That said, I wanted to point out that Garthor's doesn't quite do the same thing as the original (I tried to make mine perform the exact same function; if it doesn't, I made an error). Garthor's differs greatly if the start turf is dense because it removes this test entirely, whereas Ter13 has it in the while() loop and I have it at the beginning of the proc. That said, if you never call divide2() on a dense turf I don't believe you'll notice a difference, and if you're following that logic then you can also remove the test from my snippet.
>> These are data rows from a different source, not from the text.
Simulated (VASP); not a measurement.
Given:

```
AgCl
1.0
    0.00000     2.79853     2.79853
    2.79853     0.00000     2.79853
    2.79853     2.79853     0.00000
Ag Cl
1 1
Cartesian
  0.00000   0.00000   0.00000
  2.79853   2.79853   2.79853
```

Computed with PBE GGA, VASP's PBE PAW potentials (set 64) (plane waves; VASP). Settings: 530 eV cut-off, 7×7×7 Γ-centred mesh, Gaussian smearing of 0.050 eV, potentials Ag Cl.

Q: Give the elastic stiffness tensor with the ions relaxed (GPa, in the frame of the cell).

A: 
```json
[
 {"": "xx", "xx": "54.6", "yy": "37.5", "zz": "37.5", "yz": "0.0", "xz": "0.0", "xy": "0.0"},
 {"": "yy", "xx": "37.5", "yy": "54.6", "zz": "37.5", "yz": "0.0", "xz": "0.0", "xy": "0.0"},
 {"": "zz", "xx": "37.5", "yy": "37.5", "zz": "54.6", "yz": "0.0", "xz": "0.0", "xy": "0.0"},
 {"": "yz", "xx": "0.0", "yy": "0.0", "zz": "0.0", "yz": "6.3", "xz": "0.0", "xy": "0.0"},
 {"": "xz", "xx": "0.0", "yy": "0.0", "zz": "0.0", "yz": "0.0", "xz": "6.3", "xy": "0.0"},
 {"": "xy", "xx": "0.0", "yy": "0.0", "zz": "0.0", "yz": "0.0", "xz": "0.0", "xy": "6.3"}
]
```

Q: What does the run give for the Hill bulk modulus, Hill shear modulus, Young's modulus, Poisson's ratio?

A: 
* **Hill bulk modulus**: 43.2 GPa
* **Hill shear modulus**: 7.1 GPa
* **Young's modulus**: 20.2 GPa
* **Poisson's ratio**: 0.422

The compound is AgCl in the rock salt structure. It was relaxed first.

I'm actually jealous of Garthor, who said his snippet performs in about 10 seconds. With a blank map (achieved by setting world/maxx and world/maxy directly to 1000), and calling via divide2(locate(world.maxx/2, world.maxy/2, 1)), his comes in at around 32 seconds for me! Mine comes in about 2.5 seconds faster than his. I imagine that could translate into something decent on your evil processors!

#define DEBUG

world
maxx = 1000
maxy = 1000

area/var/list/walls

mob/verb/Test_2()
usr << "divide2()...\..."
divide2(locate(world.maxx/2, world.maxy/2, 1))
usr << "Complete"

mob/verb/Test_3()
usr << "divide3()...\..."
divide3(locate(world.maxx/2, world.maxy/2, 1))
usr << "Complete"

                    Profile results (total time)
Proc Name            Self CPU    Total CPU    Real Time        Calls
----------------    ---------    ---------    ---------    ---------
/mob/verb/Test_2        0.028       30.437       32.151            1
/proc/divide2          30.409       30.409       32.126            1
/mob/verb/Test_3        0.025       28.105       29.711            1
/proc/divide3          28.080       28.080       29.686            1
Like Garthor, I would also start with the data structure you use for the list of dense/nondense objects. No matter how you do it, you always have to loop at least through either a) all turf objects on the map or b) all nondense turf objects connected (either directly or via other nondense turf objects) to the initial one and all dense turf objects adjacent to them.

The only way you might be able to improve upon looping through everything is to design your own data structure that keeps track of the density information of all turf objects. A bitmap would be sufficient; a maxx/8 by maxy bunch of bytes, use 1 bit per object to represent whether or not it's dense. Then, every time you want to loop through all the object densities, this might be faster than using get_step(). Though, if you only "divide the map," as you're doing, once over the course of an instance of the world, setting this up might not be a benefit at all. Even if it were, though, it would still likely be a small benefit compared to refactoring the data structure that is actually a list of what's dense/nondense.

So, the big question is "What does Byond use behind the scenes to represent a list?" Someone else in this thread mentioned a binary tree. If it is just a straight binary tree with no optimizations, then you could make a much better data structure yourself, as binary trees are very ineficient. The "fact" that they are log(n) speed for insert and search is not completely accurate. They are log(n) best-case, but they are n worst case, and if you insert into them in an ordered fashion, then you will encounter the worst case, and it will be no better than a fancy linked list.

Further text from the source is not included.